Anchors Aweigh

by Irvine Nugent

When I was 12, my father decided to chase a long-held dream: buying a boat. He had no experience sailing but was convinced it would be easy. After years of scanning magazines and newspapers, he finally found what he believed was the perfect deal—an old fishing boat in Inverness, Scotland. My mother was skeptical, especially about the boat's location, but she knew better than to stand in the way of one of his missions. Dad hired a captain to sail it to Northern Ireland—a two-day trip—and invited me to join. I couldn’t imagine a greater adventure.

When we arrived, the boat and captain were waiting. Two moments from that trip have stuck with me. First, I got incredibly seasick on day one—the worst I’d ever felt. Second, that night, the anchor broke. I was woken by the captain explaining we were drifting. In my half-sleep panic, I imagined us crashing ashore. My father must have thought the same, but the captain calmly reassured us. Sure enough, by the next evening, we arrived home safely.

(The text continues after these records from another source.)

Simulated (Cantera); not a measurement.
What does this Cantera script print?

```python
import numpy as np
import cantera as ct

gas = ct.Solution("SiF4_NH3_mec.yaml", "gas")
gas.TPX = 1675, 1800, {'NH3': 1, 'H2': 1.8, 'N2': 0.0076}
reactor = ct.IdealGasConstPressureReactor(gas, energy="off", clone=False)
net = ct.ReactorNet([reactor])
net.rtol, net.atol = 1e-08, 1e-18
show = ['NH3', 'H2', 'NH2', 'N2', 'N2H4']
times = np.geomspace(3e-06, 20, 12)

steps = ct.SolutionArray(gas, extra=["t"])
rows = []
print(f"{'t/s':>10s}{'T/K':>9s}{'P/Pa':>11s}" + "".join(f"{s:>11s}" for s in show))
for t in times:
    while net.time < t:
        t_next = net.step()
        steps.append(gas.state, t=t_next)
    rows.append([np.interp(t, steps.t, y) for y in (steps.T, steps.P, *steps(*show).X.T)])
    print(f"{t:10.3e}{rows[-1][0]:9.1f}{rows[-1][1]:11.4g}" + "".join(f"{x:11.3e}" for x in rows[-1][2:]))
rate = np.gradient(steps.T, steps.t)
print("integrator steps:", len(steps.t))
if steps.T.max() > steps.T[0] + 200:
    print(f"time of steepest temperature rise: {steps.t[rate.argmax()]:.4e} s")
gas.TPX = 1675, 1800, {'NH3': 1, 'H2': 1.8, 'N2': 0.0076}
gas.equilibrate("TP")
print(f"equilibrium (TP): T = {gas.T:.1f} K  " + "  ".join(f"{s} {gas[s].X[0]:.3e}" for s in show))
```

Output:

That experience of being adrift has stayed with me in more ways than one. There have been seasons in my life when adrift was the only word that truly fit. Jobs that once sparked excitement began to feel dull and disconnected, drained of the meaning they once held. The work hadn't necessarily changed—but something in me had. Over time, I realized I wasn't alone. I’ve had countless conversations with leaders and peers who shared the same feeling: the slow drift from purpose, the quiet question of “Is this all there is?” It’s a common part of the human experience—especially as the shine of something new inevitably fades. But that doesn’t mean we should ignore it. In fact, it’s often a signal, a gentle prompt to look deeper. Beneath the surface, it raises a powerful question: What are we really anchored to? What keeps us grounded when the waves pick up or the excitement dies down? Without an anchor—whether it’s a sense of purpose, a clear set of values, or a deeper “why”—it’s easy to lose our way, even when everything looks fine from the outside.

Life is full of choices. Some are monumental, with far-reaching consequences, while others are the small, everyday decisions we make almost on autopilot. But behind nearly all of them—big or small—lie our values. These internal compasses shape the kind of person we are or strive to become. They influence the people we choose to work with, the friendships we nurture, and the direction we take in life. Our values quietly declare what truly matters to us—and just as importantly, what doesn’t. When we drift from them or ignore them altogether, the effects are rarely loud at first, but they add up: stress, dissatisfaction, burnout, disconnection. The toll is not just mental and emotional—it’s deeply spiritual. Our work suffers. Our relationships weaken. And we lose our sense of purpose.

That’s why it’s critical to take the time to uncover and name our core values. Some stay constant throughout our lives, forming the foundation of who we are. Others shift as we grow, shaped by life experiences, challenges, and transformations. In moments when we feel lost, stuck, or unfulfilled, it’s worth asking: Am I living in alignment with what I say matters most?

If the answer is no, don’t rush to fix it. Be curious instead. Reconnect with your values. Let them be a lens, a filter, a map. Because when our actions reflect our values, we show up more fully—in our work, in our relationships, and in our lives. In the end, your values are not just abstract ideas. They are your north star. And if you don’t choose to follow them, something—or someone—else will choose for you.